Social media is excellent at giving you a wide audience just like TV and radio and even meeting new people, but it is not a replacement for face-to-face contact. Media technology may best be seen as an excellent supplement to relationships and community, but not a replacement. It can be used to stay in touch and keep people connected, but in cannot ultimately replace our community and social network of actual people. I think the goal of an online church should be to get people out from behind a computer and into contact and fellowship with others. Social media can facilitate friendship, but it cannot replace it. We are warm-blooded creatures and need other warm-blooded people to have community, something a computer screen cannot provide. Social media serves as a supplement to community, not a substitute!

Social Media and Privacy

What happens in Vegas stays on Youtube, Facebook, and Twitter. Privacy is dead. The computer killed it, and no one cares. Every step forward in technological progress has a price to pay. We have moved forward in creating social media which enables us to communicate with a wider audience, but society has paid a terrible price with the loss of privacy. The computer remembers everything. This reality should cause some pause and reflection on what we say simply because it can be potentially recalled and even used against us. Employers routinely check Facebook pages of potential employees. Creditors use Facebook to collect debts. The police use Facebook to find people and build cases against them. We think of social media as fun and games, much like a video game, when in fact it is much more serious. All social media communication such as email or texting exists in a nether world between an illusion of privacy and the potential public access by everyone. The user falsely assumes his message is private without realizing it may be available to anyone. Future generations will archive and access all that we say today.
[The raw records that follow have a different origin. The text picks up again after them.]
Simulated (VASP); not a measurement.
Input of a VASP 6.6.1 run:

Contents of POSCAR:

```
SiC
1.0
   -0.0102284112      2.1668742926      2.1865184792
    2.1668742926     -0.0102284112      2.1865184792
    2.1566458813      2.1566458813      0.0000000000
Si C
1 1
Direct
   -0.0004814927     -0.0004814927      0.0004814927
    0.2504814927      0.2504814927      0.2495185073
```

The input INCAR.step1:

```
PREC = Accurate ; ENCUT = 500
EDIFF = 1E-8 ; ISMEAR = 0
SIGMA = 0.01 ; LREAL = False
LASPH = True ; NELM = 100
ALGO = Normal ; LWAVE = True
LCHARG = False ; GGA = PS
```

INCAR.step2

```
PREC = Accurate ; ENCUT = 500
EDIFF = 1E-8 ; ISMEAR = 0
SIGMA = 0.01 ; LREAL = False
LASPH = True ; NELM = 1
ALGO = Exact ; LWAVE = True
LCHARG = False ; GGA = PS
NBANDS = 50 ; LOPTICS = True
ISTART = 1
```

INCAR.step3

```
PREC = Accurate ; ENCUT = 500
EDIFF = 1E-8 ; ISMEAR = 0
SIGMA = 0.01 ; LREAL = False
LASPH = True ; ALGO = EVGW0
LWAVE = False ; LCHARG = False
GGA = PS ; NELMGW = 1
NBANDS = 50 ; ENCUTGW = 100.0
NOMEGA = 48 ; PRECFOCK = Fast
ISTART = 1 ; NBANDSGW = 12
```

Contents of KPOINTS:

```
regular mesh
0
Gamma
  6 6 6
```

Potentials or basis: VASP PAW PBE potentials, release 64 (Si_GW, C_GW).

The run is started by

Even more seriously, the NSA is currently building a supercomputer called the Utah Data Center scheduled to go online in 2013 that will monitor all your digital actions including email, cell phone calls, even Google searches.{2} It will be able to track all your purchases electronically. Whatever you do digitally will be available for scrutiny by the government. I know you wanted to hear how great social media is for communicating, evangelism, and so forth, and it is great, but there are pitfalls and dangers that we must also confront. Let’s not get so swept up with our enthusiasm for social media that we stick our head in the sand when it comes to the dangers. This is the greatest problem I see Christians make when they analyze technology. They see only the advantages and positive sides of their technological involvement and refuse to consider what may go wrong. It will not create a damper to analyze the potential problems of our technology use, rather it will make us sober-minded as we are commanded to be (1 Peter 1:13, 4:7 and 5:8).

Dialogue vs. Monologue

Social media does offer a great advantage over the traditional means of mass communication that the church has used in print, TV, and radio. Social media represents a democratization of media including TV. Mass media is traditionally one-sided communication or monologue where one powerful voice does all the speaking, especially on TV. Social media allows for multiple voices to be heard at once and in contrast with each other, allowing for a dialogue and conversation as opposed to the pedagogy of monologue. This is significant because, as we are told by media experts like Marshall McLuhan and Jacques Ellul, propaganda is usually the result of only one voice being permitted in a discussion or the absence of dialogue, much like in a commercial where only one view point is promoted. McLuhan notes the importance of dialogue with media: “The environment as a processor of information is propaganda. Propaganda ends where dialogue begins. You must talk to the media, not to the programmer. To talk to the programmer is like complaining to a hot dog vendor at a ballpark about how badly your favorite team is playing.”{3}

Really, for the first time in history does the general public have a chance to talk back to knowledge brokers and those creating information and to those creating faith. A few tell the many what to think through mass media; through social media an individual tells the mass what he thinks. Social media offers a multitude of voices on all topics. It may appear chaotic and directionless at times, and at other times there appears incisive wisdom. Social media reflects the turmoil and sanity of its users. Social media is many things, but unlike its big brother mass media, social media is not propaganda. The church needs to soberly join this conversation.

Notes

1. Marshall McLuhan, Understanding Media: The Extensions of Man (New York: McGraw Hill, 1964).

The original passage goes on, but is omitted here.